3 in 1.
I haven’t really had time to make a separate post for all these – so here’s what I’ve been reading lately. Oh, and tonight’s the Emmys, so I’m looking forward to seeing if any of my favorites won. 😀
A very typical Paul Auster novel: quirky personal histories, odd coincidences and chance encounters. Two men dealing with growing without a father – and two fathers struggling with the idea that their sons have grown without them end up more closely connected than they would ever have imagined. Marco Stanley (MS) Fogg goes from squandering his inheritance (after his uncle’s death leaves him saddened and drained), looking on as his bank account gradually diminishes to living in Central Park. Saved by the kindness of strangers, and with the help of his last remaining friend Zimmer (ironically enough, Zimmer did provide him with a place to stay) he gets back up on his feet and starts working as a personal secretary (sort of) for Thomas Effing. This is where we enter the second part of the novel, centered on Effing and on MS’s relationship with him. Effing is the typical cranky, grouchy old man with a significant and secret past, who will eventually open up and get close to MS. After his death, MS will fulfill his last wish and send his autobiography to the son who had never known him: Solomon Barber. Of course, this provides the final connection between the 3 men, as Barber turns out to be Fogg’s long lost father (Confused enough? This last twist was a bit too much for me – at least). After going back to the desert where it all started, Fogg is the only one who can continue his life settled – Effing had traveled & lived in France for a very long time, Barber was a university professor who kept changing schools – all this probably symbolizing the internal turmoil and search for their roots – or their future. It takes 3 generations to complete this search and, while it’s a compelling narrative, their motives (especially Fogg’s and Effing’s) and life decisions don’t really add up to something whole and coherent. (Speaking of coherence, you should check out Alin’s review if you want to get a better idea of what the book is like).
A thousand splendid suns
I usually don’t pick books labeled as best sellers, but this I found at Oxfam and though it couldn’t hurt to try. Now I have no doubt as to why it’s a best seller: drama, death, love lost and found, heroic acts, plot twists, local (and exotic – as exotic as Afghanistan can be) culture and politics – all generously sprinkled with schmaltz. Plus, it is pretty well written. Everything that happens to Mariam is appalling: her life seems nothing but a long series of injustices, which inevitably end with her death – and if the year wasn’t mentioned every once in a while (or events such as the Russian invasion or Titanic fever – here are a few especially good fragments), I could just as easily have pictured it all happening in the 1800s (well, maybe not as far back, but certainly not the 2000s). The sadder thing is that the women’s daily toils depicted in the book are not figments of Hosseini’s imagination – but based on facts. It puts a pretty harsh perspective in front of you and makes any complaint you might have look petty and small. Of course, there are plenty of over-the-top or downright soap opera-ish moments (like Tariq’s return) but other are real and heart wrenching and stay with you (like the image of the torso falling near Laila after her house is bombed – the torso that had belonged to her father). In the end, when all was said and done and the reasonably happy & uplifting ending had taken place, I felt slightly manipulated into feeling bad for the characters – like I never really had a chance to make up my own mind. Rasheed (Laila & Mariam’s husband) is evil, the women are good and only the changing political regimes are a more reliable grey.
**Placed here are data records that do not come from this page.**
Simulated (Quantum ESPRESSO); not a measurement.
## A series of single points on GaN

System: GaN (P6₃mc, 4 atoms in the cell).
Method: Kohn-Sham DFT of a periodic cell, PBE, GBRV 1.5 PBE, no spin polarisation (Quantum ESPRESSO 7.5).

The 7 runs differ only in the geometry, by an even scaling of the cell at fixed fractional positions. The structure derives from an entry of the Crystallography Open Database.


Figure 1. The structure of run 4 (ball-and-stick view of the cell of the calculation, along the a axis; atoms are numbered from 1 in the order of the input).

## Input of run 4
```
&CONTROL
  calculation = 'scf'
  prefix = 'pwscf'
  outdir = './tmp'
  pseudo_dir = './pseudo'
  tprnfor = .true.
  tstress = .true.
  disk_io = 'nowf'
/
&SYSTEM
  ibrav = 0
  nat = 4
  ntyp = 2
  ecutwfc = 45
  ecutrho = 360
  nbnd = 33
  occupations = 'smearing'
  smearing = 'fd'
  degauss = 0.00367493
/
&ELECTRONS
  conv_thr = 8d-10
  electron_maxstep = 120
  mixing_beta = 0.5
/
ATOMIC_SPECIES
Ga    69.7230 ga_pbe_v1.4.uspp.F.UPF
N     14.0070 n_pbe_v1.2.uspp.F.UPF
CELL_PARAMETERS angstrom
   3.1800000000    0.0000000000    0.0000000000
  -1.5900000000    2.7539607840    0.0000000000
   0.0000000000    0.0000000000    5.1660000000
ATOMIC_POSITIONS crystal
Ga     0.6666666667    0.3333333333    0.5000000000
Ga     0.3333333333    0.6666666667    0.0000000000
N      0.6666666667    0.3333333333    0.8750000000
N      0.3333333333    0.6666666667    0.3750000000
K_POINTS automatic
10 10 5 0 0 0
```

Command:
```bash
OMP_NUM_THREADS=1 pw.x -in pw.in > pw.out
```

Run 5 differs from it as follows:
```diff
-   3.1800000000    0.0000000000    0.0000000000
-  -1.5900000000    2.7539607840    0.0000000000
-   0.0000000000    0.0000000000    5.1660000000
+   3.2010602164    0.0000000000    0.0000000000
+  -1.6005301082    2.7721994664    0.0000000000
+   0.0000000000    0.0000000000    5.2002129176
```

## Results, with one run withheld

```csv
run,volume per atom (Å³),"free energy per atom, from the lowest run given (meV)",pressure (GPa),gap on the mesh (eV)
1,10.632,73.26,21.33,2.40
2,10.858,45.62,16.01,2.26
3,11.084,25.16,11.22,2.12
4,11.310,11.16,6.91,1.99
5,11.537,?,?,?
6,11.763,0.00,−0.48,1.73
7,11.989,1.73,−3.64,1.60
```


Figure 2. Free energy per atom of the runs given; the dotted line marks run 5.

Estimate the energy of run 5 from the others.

The movie version (which will, obviously, come out soon) is apparently being penned by Steve Zaillian. Looking through his filmography, I can’t really decide if that’s a good thing – I can only hope he’ll get rid of the extra sugar.
Faust Eric is good old Terry Pratchett – reliably enjoyable and funny. And since Death & Rincewind are some of my favorite Discworld characters, a book which combines them (though they don’t interact) can only be hilarious. Bonus points for hell is other people the bureaucratic demon and Quetzovercoatl.